If a series about a cursed island causes you to roll your eyes, Katie Dippold’s Widow’s Bay will make you do an extreme rethink. It gives a fresh spark to familiar horror conventions and so, even as one recognises the slasher, the undead, or the deal with the devil, they arrive with an irresistible zing.

Widow’s Bay, an island 40 miles off the New England coast, has its share of eccentrics. The mayor, Tom Loftis (Matthew Rhys), a mainlander, who married an islander, wants to revitalise Widow’s Bay (that name should have told him something) and position it as an alternative to Martha’s Vineyard. To that end, he invites a journalist from The New York Times, Arthur Lloyd (Bashir Salahuddin), to write about Widow’s Bay.
In the first episode, we see Tom trying to ensure Arthur sees Widow’s Bay at its best, despite Wyck (Stephen Root), a local who believes in the town’s history, saying the coming fog signals all sorts of horrors. Tom is a widower, struggling to care for his rebellious teenage son, Evan (Kingston Rumi Southwick).
Widow’s Bay (English)
Creator: Katie Dippold
Cast: Matthew Rhys, Kate O’Flynn, Kevin Carroll, Dale Dickey, Kingston Rumi Southwick, Stephen Root
Runtime: 34 – 42 minutes
Storyline: The mayor of a quaint island off the coast of New England wants to make it the next Martha’s Vineyard; unfortunately, an ancient, evil presence has other ideas
Widow’s Bay has its share of quirky folk, starting with Mayor’s office staff, where Patricia (Kate O’Flynn), Tom’s assistant, Ruth (K Callan), Tom’s secretary, Rosemary (Dale Dickey); Dale (Jeff Hiller) and Gerrie (Nancy Lenehan), try to help but possibly do more harm than good.
Against all odds, including the creeping fog, and Wyck’s dire warnings, the article comes out, and Widow’s Bay is flooded with tourists. At about the same time, Tom begins to believe in the curse of Widow’s Bay and now races against time to protect the people while solving the dark mystery at its heart.

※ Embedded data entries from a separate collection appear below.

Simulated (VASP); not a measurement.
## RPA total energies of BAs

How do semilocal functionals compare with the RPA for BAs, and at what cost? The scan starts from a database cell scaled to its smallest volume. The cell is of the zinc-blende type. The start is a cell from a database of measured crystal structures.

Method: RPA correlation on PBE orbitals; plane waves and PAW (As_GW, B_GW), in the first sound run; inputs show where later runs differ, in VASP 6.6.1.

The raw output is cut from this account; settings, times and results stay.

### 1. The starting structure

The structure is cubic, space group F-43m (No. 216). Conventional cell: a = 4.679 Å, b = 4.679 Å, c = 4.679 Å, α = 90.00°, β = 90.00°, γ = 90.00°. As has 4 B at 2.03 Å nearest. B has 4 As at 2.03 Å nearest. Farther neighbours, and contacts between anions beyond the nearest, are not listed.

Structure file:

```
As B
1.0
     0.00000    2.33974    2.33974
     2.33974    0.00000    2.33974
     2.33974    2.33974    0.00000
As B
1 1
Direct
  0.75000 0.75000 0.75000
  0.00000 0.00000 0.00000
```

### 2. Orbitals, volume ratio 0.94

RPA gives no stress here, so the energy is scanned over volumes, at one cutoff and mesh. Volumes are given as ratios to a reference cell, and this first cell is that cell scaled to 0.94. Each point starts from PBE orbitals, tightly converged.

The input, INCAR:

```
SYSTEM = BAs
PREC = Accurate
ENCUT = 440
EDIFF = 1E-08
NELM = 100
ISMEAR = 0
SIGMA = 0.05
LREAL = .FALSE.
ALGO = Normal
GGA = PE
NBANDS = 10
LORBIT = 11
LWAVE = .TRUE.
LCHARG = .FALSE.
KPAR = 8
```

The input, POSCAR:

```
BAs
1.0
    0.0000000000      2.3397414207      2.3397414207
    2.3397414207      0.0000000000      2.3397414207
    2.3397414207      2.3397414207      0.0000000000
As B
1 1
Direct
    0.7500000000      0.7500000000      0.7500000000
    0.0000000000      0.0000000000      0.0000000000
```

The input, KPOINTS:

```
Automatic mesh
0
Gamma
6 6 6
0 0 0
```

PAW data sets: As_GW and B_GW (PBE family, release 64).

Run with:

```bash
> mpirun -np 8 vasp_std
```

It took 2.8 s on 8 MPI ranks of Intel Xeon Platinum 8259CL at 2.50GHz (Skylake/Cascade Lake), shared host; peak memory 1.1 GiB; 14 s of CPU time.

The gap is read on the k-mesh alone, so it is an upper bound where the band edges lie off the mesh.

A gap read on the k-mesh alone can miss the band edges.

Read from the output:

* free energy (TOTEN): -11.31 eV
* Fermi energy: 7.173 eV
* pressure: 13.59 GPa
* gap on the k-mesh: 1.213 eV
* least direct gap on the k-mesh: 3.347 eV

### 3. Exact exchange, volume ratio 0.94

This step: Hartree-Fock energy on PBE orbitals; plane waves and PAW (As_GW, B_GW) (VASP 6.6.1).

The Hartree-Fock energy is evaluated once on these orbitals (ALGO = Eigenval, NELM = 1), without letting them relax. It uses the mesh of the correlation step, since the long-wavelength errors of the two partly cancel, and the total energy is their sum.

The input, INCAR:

A still from ‘Widow’s Bay’ | Photo Credit: Apple TV
Each episode takes a genre convention — a haunted inn, the killer clown, the masked serial killer, Bluebeard, the sea hag, the wound that will not heal, or a cursed grimoire (a spell book) and presents it with a fresh, fun twist keeping one off-kilter. One is not sure if one should scream or snort with laughter.
The superb cast keeps us invested in the happenings. Rhys embodies Tom, who might not be the heroic leader he would like to be, but is a decent man trying to do the best for the town while also wishing to be the best father to Evan.
O’Flynn’s Patricia is wonderfully weird as she mixes the not-so-innocent punch at the Sunset Cocktails party, or deals with the hard-to-kill Boogeyman.
The music comfortably straddles the ominous and peppy, as does the cinematography, that creates frames of endless beauty where the placid blue-grey sea could well be hiding terrible secrets. There is a constant hide-and-seek between light and dark.

The writing is smart (”The runaway trolley is life and the lever is me”) with a touch of Tennessee Williams with “We live in a perpetually burning building and what we must save from it is love.”
Small-town vibes with a dash of Jaws (a fundamentally decent mayor with the town’s best interests at heart despite the killer shark or the demonic presence) come together in a show powered by a wonderfully off-kilter ensemble. With most of the mysteries solved, and a mind-bending twist, the season 2 renewal comes as excellent news.